Pranith - I read your notes, I saw the dropped frames in the logs. These two machines are running as VM's on the same KVM host. There is NO way there are network issues. The VM host has 0 load and is the fastest machine in the building. This patch may fix the problem but I think you are wrong as to root cause. Thanks, Craig
(In reply to comment #1) > Pranith - > I read your notes, I saw the dropped frames in the logs. These two machines > are running as VM's on the same KVM host. There is NO way there are network > issues. The VM host has 0 load and is the fastest machine in the building. This > patch may fix the problem but I think you are wrong as to root cause. > > Thanks, > > Craig Craig, The logs on the box 240, had a lot of error logs about resolving the the ip-address of its peers. There were errors about get_addrinfo () failures. We tried pinging one machine from the other, that gave problems too. So we came to the conclusion based on the frames lost logs that this is the reason. Let me also talk to some of the folks who implemented the communication interface and get back to you as to why else this may happen. Thanks Pranith.
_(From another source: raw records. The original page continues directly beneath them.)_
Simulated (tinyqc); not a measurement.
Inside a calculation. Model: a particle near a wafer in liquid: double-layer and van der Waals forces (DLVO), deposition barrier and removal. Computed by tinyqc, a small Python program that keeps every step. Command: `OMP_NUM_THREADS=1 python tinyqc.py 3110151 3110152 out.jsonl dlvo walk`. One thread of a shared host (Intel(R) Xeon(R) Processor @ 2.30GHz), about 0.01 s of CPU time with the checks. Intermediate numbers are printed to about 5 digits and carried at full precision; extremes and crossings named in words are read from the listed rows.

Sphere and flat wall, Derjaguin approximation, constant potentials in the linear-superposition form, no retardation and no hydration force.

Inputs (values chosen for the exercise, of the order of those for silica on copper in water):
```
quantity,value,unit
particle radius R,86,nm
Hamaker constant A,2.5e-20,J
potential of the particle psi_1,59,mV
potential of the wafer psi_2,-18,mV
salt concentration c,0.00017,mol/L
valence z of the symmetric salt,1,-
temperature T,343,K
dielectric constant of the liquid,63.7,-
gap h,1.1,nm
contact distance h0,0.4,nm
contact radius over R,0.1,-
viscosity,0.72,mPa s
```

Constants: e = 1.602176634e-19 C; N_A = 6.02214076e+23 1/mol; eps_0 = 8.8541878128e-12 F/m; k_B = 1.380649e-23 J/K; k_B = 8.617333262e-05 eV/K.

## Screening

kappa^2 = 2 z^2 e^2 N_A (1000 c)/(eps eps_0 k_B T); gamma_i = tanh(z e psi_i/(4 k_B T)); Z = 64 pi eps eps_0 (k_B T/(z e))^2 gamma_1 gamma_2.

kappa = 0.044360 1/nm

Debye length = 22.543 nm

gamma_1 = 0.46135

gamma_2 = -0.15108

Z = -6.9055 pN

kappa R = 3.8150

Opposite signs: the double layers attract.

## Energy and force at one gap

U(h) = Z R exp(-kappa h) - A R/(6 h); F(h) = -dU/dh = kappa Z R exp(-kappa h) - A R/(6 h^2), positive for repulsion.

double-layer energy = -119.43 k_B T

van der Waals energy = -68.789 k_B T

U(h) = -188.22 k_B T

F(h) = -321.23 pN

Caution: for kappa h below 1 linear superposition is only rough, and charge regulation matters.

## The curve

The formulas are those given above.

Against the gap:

There are two friends in the cluster. When a detach is initiated from one machine, if the other machine gets the request but its response is lost because of network issues, the second peer detach to the same machine will cause the following crash on the machine that is being detached. [2010-10-05 22:05:20.202143] I [glusterd-sm.c:707:glusterd_friend_sm_inject_event] glusterd: Enqueuing event: 9 pending frames: patchset: v3.1.0qa7-513-gca86151 signal received: 6 time of crash: 2010-10-05 22:05:20 configuration details: argp 1 backtrace 1 dlfcn 1 fdatasync 1 libpthread 1 llistxattr 1 setfsid 1 spinlock 1 epoll.h 1 xattr.h 1 st_atim.tv_nsec 1 package-string: glusterfs 3.1.0qa40 /lib64/libc.so.6[0x3e14a302d0] /lib64/libc.so.6(gsignal+0x35)[0x3e14a30265] /lib64/libc.so.6(abort+0x110)[0x3e14a31d10] /lib64/libc.so.6(__assert_fail+0xf6)[0x3e14a296e6] /usr/lib64/glusterfs/3.1.0qa40/xlator/mgmt/glusterd.so(glusterd_friend_sm+0xaa)[0x2aaaaaad51f7] /usr/lib64/glusterfs/3.1.0qa40/xlator/mgmt/glusterd.so(glusterd_handle_rpc_msg+0x362)[0x2aaaaaaee227] /usr/lib64/libgfrpc.so.0(rpcsvc_handle_rpc_call+0x314)[0x2adefc83d9d9] /usr/lib64/libgfrpc.so.0(rpcsvc_notify+0x184)[0x2adefc83dd5e] /usr/lib64/libgfrpc.so.0(rpc_transport_notify+0xeb)[0x2adefc843bc5] /usr/lib64/glusterfs/3.1.0qa40/rpc-transport/socket.so(socket_event_poll_in+0x4b)[0x2aaaaada13ff] /usr/lib64/glusterfs/3.1.0qa40/rpc-transport/socket.so(socket_event_handler+0xfc)[0x2aaaaada1770] /usr/lib64/libglusterfs.so.0[0x2adefc600ae4] /usr/lib64/libglusterfs.so.0[0x2adefc600cd3] /usr/lib64/libglusterfs.so.0(event_dispatch+0x81)[0x2adefc60102f] /usr/sbin/glusterd(main+0xec)[0x405e19] /lib64/libc.so.6(__libc_start_main+0xf4)[0x3e14a1d994] /usr/sbin/glusterd[0x402d39]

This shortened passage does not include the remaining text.